By Eran Kinsbruner, Technical Evangelist at Perfecto Mobile.

The tension between consumers and banks has been somewhat eased by mobile apps. Customers can now do a lot more through an app, in real time, when they need to – check a balance, pay a bill, make a transfer.

But these capabilities are to be expected. To stand out in a crowded field, banks must be delivering leading-edge features like fingerprint log-ins, facial recognition and pre-login access to account balances, to name a few.

However, given the ferocious competition and rapid migration to mobile in banking,it’s a challenge for digital teams to keep up with the pace of innovation and assure a flawless user experience on any device, OS version, screen size and network.

As with any industry, slow innovation and poorly tested apps will damage a brand and bottom line. But the consequences can be even worse in banking as it gets easier for fickle users to switch banks if an app performs poorly. More than a million people in the UK switched banks in the first quarter of 2015, up 7% over the previous year, according to data released by the Payments Council, a group that sets strategy for payment systems in the UK.

Mobile apps have infiltrated banking so significantly that banks are closing branches. UK banking upstarts like Atom and Starling — which have no branches and rely solely on a mobile app — are seizing the moment to gain market share, especially among the millennials demographic. With fewer operational costs, these companies have more room for innovation.

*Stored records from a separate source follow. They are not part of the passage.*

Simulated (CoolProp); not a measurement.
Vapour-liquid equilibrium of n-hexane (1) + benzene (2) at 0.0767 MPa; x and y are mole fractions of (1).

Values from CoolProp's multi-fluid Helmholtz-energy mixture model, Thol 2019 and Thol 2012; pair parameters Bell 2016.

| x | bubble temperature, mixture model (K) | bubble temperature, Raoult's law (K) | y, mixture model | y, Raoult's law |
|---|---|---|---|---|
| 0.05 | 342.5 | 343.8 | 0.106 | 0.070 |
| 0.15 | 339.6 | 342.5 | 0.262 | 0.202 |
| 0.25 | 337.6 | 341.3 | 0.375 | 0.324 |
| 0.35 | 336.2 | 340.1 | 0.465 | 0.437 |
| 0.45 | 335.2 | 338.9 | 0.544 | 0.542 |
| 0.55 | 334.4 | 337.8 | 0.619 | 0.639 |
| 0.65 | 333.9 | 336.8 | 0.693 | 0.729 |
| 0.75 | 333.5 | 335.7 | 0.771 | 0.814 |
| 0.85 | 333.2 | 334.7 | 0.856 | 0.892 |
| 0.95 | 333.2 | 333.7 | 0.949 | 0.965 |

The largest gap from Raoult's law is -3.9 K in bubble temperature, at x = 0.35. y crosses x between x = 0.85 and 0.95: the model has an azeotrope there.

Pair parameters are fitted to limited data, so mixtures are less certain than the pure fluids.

These days, if a bank is updating its app four times a year, it’s going slower than the market, and is less likely to attract and keep millennials: also known as “the future of your business.”

Here’s an example of the price of poor app performance in banking: Let’s say your “cheque capture” feature is not working – or God forbid you don’t have that feature. Your customers will either call customer service and complain, go to an ATM and deposit the cheque, or delete the app and switch banks. All of these alternatives cost the bank money. Now, a 55-year-old may not switch banks impulsively, but a 27-year-old probably will.

This puts pressure on UK’s established banks to take control of this wave of app innovation before branchless, mobile-only banks can poach customers.

Effective testing and monitoring is an important stage in the app development lifecycle for banking and other types of apps. We found in our own customer research that a whopping 44% of app defects are discovered by users (based on 900 survey respondents), with the top three reasons listed as “insufficient device coverage”, “lack of reliable automation” and the “need for more time for testing”.

There’s no excuse for making your users your testers. Perfecto Mobile has the advantage of having half of the leading UK banks as customers. We’ve seen how traditional banks initially tried to win the mobile rat race by just adding features to an app, but then came to realize that a transition to a continuous quality, cloud-based strategy that utilizes automated testing on a variety of real devices is the best way to deliver a flawless mobile user experience.

Take Lloyds Bank. It was one of the first banks to push the mobile envelope with app features like loan calculators, product comparison tools and tailored cash-back offers based on customers’ past transactions. Lloyds’ app was spotlighted recently by Forrester Research for having the most capable mobile services of any UK bank.

What is Lloyds doing right? Sure, they’re adding cutting-edge features, but the bank is also laser-focused on continuous app quality through rigorous testing. Lloyds knows that mobile excellence in banking is about much more than supporting the Apple Watch; it’s about your app working perfectly whenever a mobile user needs it. To that end, Lloyds uses a cloud-based lab that allows them to do performance testing on all their apps and websites under real world conditions on the right mix of devices before rolling services out to real users.

Another of our customers, also a top UK bank, is an active user of production monitoring to stay ahead of inevitable post-production glitches that, if neglected, set off a flurry of brand-damaging angry tweets and two-star app store ratings.

With monitoring, this bank’s dev/test teams are more proactive when there’s an outage or when key benchmarks – such as how long it takes to log in – that were set in pre-production are not quite playing out in real life. Glitches still happen despite thorough testing; monitoring lets you fix them before your customers know they happened.

To stave off the user frustration that leads to abandonment, banks need to put apps through their paces before and after production across a broad range of devices, operating systems and networks.

Your bank may have branch offices all over town. You may even be a household name. But that won’t be enough to save you if your mobile app keeps letting customers down.